Prevailing Wages: The Davis-Bacon Act…What You Need to Know

by Preston Cavignac, PWCA

How it Started

The Davis-Bacon Act was implemented in 1931. U.S. federal law required employers to pay a set rate of prevailing wages on federally-assisted contracts worth over $2,000. The prevailing wage rate includes a base wage and an additional stipulated fringe benefit amount per hour. These “fringes” are meant to be paid out to employees either as supplemental cash wages or as bona-fide benefits.

The preferred way to handle the Davis-Bacon Act is to use these “fringes” to strengthen the employer’s employee benefit plans. These bona-fide fringe benefit contributions are made to a third party who aids in setting up the benefit fund plan/program. These plans must be pursuant to an enforceable commitment to carry out a financially responsible program, which is communicated to the employees in writing. Examples of qualified fringe benefits are payments for life, health, vision, dental and disability insurance, pension, vacation, holidays or sick leave.

How it Works

The employer takes the annual cost of benefits per employee, divides that annual number by 2,080 (hours in a work year), and develops an hourly rate, which is available to put toward a bona-fide benefit plan. If the employee works less than 2,080 hours, the annual cost of the benefits would be divided by the lower amount of hours worked.

Example: If an employer has a fully insured health plan and pays $4,160 in annual premiums per employee, they would be able to take $2/hour ($4,160/2,080 hours) as a credit against their fringe obligation and put it toward the bona-fide fringe benefit program for their employee.

In order for this credit to apply, employers must contribute the same amount of money to an insurance plan for all hours worked, regardless of whether they work on public or private projects. This is called the “Rule of Annualization.” This rule keeps firms from subsidizing 100% of bona-fide benefits plans. If an employer pays an amount toward a health insurance plan when their employees are on a federal project, but doesn’t contribute anything when employees  work on private projects, the employer can only take credit against its fringe obligation in proportion to the percentage of federal work.

Example: If an employer contributes $5/hour on federal projects and pays nothing on private projects, and 50% of the company’s work is subject to the Davis-Bacon Act, the employer can only credit $2.50/hour against the fringe.

All benefits must be accounted for on an hourly basis on certified payroll and are required to follow the rules regarding credits and debits.  It is recommended to always keep an audit trail.

Tips

To avoid calculation issues, use a provider that allows hour banking. This process converts employee benefits from a monthly benefit to an hourly benefit. These hours are accrued as hours are worked. Hour banking is very useful for reports and audits when abiding by the rules of Davis-Bacon.
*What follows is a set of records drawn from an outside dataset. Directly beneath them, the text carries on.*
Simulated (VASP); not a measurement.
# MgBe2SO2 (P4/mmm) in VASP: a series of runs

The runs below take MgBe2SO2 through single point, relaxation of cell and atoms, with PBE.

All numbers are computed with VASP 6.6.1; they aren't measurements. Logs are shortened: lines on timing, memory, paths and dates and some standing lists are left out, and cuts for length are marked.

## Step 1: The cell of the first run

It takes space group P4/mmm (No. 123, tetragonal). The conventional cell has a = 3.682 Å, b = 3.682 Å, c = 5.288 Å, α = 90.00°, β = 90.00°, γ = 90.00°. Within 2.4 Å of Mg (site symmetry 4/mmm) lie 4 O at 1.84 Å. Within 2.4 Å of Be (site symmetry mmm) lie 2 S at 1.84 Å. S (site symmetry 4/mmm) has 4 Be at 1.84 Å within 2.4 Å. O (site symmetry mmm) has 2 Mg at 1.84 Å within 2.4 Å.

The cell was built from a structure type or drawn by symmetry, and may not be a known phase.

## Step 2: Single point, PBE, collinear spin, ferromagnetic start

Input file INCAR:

If you have a self-funded plan, the easiest way to deal with Davis-Bacon is to change it to a funded plan. You can also submit the plan for approval to the U.S. Department of Labor’s Wage and Hour Division for their review. In order for an unfunded plan (no third party to act as paymaster) to be bona-fide, payments must be reasonably anticipated, must represent a commitment that can be legally enforceable, must be carried out under a financially responsible plan and must be communicated in writing to employees.

Conclusion

Many contractors choose to pay the fringe portion of the prevailing wage in cash, believing it’s the simplest way to comply with the law. But this option can be extremely expensive because it doesn’t allow the employer to realize cost savings associated with the preferred tax treatment of fringe benefits. Subsidizing your benefit plan with bona-fide fringe benefits can help employers protect their bottom line as well as provide rich benefits for employees. This combination will make the employer more profitable and help the company attract and retain valuable employees.